Despite a rocky year in which Ryanair had to ground 80 of its planes in the winter, the Irish low-cost airline has reported record annual pre-tax profits of €503m – an increase of 25 per cent, compared to €401m for the same period last year.
Basic earnings per share for the fiscal year ended 31 March 2012 were 34.10 cents (2011: 26.97 cents).
Michael O’Leary, CEO of Ryanair, said:
This 25 per cent profit increase to a new record of €503m and 5 per cent traffic growth during a year of higher oil prices and deep recession in Europe was a commendable result. Our fuel bill rose over €360m as oil prices increased 16 per cent from $73 to $85pbl.
Excluding fuel, adjusted unit costs were flat during the year due to aggressive cost control, despite a modest company-wide pay increase, higher Eurocontrol fees and increased airport costs. Ancillary revenue outpaced traffic growth, rising by 11 per cent to €886m or 21 per cent of total revenue.
As a result of a 30 per cent increase in fuel costs and a 6 per cent increase in sector length, unit costs rose by 13 per cent. Excluding fuel, sector length adjusted unit costs were flat.

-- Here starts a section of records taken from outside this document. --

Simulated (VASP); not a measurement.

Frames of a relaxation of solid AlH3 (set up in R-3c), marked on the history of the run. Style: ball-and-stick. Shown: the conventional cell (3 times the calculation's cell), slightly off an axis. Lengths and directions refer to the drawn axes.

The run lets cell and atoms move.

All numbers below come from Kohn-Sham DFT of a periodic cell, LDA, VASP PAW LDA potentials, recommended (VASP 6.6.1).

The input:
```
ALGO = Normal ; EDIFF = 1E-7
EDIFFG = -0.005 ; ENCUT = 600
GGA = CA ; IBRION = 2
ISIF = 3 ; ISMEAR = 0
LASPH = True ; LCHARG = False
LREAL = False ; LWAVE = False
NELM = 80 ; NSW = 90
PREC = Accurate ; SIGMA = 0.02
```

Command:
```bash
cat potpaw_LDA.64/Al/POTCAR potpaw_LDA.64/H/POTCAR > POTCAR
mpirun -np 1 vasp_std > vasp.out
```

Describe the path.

The airline’s balance sheet remains one of the strongest in the industry, with over €3.5bn in cash, despite having returned €1bn to shareholders over the past five years via four share buy-backs and a special dividend in 2010 of €0.34 per share.
During the year, the airline delivered 25 new aircraft, opened six new bases and launched 330 new routes.
Ryanair said that, after a year in office, the new government in Ireland has delivered no change or reform in the department of transport’s "failed policy of protecting the high cost DAA airport monopoly". Traffic at the three DAA airports has declined 25 per cent from 30 million in 2007 to 22 million in 2011.
The airline expects that any increase in fares will only partially offset higher fuel costs; accordingly, its net profit in fiscal year 2013 is expected be lower than in fiscal year 2012, in a range of between €400m to €440m.
Traffic next year is expected to grow by 5 per cent to just over 79 million passengers. First-half traffic is set to grow 7 per cent, while second-half traffic will grow by 3 per cent.
Ryanair remains concerned that recession, austerity, currency concerns and lower fares at new and growing bases in Hungary, Poland, the UK and Spain will make it difficult to repeat this year’s record results.